There's definitely a conversion cost. For strings, Python apparently caches the ...

burntsushi · on Jan 29, 2021

Be sure to use auto configuration to get it to go even faster, depending on your use case: https://docs.rs/aho-corasick/0.7.15/aho_corasick/struct.AhoC...

Or just be sure to enable the DFA option if you can afford it. It looks like the Python library is just the standard NFA algorithm.

itamarst · on Jan 29, 2021

Yeah, I was using DFA.

Next step is trying alternative approach, but if that alternative doesn't work I'm going to see about wrapping your package for Python.
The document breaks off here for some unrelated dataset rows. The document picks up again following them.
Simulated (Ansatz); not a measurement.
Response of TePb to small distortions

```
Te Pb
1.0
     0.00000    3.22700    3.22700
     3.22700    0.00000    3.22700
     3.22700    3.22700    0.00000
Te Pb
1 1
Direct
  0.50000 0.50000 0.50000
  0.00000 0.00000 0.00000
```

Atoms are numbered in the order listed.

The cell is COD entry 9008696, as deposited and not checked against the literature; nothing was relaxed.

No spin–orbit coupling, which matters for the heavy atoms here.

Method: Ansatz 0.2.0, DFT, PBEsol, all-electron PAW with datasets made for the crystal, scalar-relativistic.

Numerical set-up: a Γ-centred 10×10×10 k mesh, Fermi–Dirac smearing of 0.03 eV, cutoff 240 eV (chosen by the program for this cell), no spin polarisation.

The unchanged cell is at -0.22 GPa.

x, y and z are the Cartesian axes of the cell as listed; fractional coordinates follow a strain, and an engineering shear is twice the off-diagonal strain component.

Thanks for all your work on it!

burntsushi · on Jan 29, 2021

Nice! Reach out if there are any problems or if you need something exposed in the API. Looking at the pyahocorasick issue tracker, there are a number of features/bugs that your wrapper package would resolve. :)

liuliu · on Jan 29, 2021

NumPy also support conversions without copying. One thing I haven't found good way to bridge between Python is the pandas.DataFrame, it seems to be quite Python focused object and iterating through DataFrame is particularly slow.

itamarst · on Jan 29, 2021

Internally Pandas often uses NumPy arrays, especially for numeric data, so might be able to pass things that way in some cases?

E.g. `df["column_name"].values` will you get you a NumPy array.